So, everyone’s shooting .177 calibre, but this calibre is rapidly becoming an endangered species, for PCPs at least, here in the US as airgun shooters migrate rapidly to larger calibres and ever-higher power levels – and no, it’s not hunter field target. HFT has made next to no impact on this side of the Pond – yet. There’s only one or two accredited HFT clubs in the entire country of 350 million people.
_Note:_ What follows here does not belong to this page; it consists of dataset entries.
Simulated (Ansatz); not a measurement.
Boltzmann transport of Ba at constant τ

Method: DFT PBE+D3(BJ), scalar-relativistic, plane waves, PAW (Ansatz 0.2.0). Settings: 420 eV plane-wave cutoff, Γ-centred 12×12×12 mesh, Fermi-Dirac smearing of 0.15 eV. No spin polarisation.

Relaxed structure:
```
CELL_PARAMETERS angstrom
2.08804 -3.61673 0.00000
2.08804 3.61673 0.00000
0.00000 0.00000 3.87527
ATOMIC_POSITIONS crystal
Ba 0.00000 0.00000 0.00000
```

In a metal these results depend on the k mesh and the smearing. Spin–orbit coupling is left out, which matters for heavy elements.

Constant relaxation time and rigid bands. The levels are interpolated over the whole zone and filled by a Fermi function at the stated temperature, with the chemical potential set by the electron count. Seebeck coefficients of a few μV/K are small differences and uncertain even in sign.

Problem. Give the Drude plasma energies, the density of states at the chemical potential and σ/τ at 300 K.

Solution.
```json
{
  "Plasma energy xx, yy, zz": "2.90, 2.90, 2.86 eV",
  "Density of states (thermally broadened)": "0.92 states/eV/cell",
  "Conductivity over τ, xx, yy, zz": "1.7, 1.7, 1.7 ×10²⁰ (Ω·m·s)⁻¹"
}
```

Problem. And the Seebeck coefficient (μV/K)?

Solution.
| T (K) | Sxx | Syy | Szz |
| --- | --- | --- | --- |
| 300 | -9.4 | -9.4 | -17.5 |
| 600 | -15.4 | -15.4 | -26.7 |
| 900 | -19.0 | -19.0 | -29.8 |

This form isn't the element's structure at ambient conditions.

This particular field target match is actually the Crosman All-American Field Target Competition. That’s CAAFTC, as one of the inevitable acronym that are endemic in this country. Yes, this competition is sponsored by Crosman, but it’s no longer staged in the fields around the company’s factory, as it used to be. Now the location is at a local shooting club, mainly shotgun-orientated, which welcomes airgunners. This club has two airgun ranges. One is a common, open-field course. The other is the woods course, where dense undergrowth and a stream impede accurate shooting. These dual courses give a great deal of variety to the CAAFTC. The main field target competition extends over two days, Saturday and Sunday, with shooters in squads to take turns on each course on successive days.
WIND OR BUGS – TAKE YOUR CHOICE
The open field course provides gentle shade for shooters with its line of trees shielding the firing
points, but it’s very open to wind. The woods course has no problems with wind, but it’s humid and there are plenty of bugs and other nasty critters to distract you when shooting.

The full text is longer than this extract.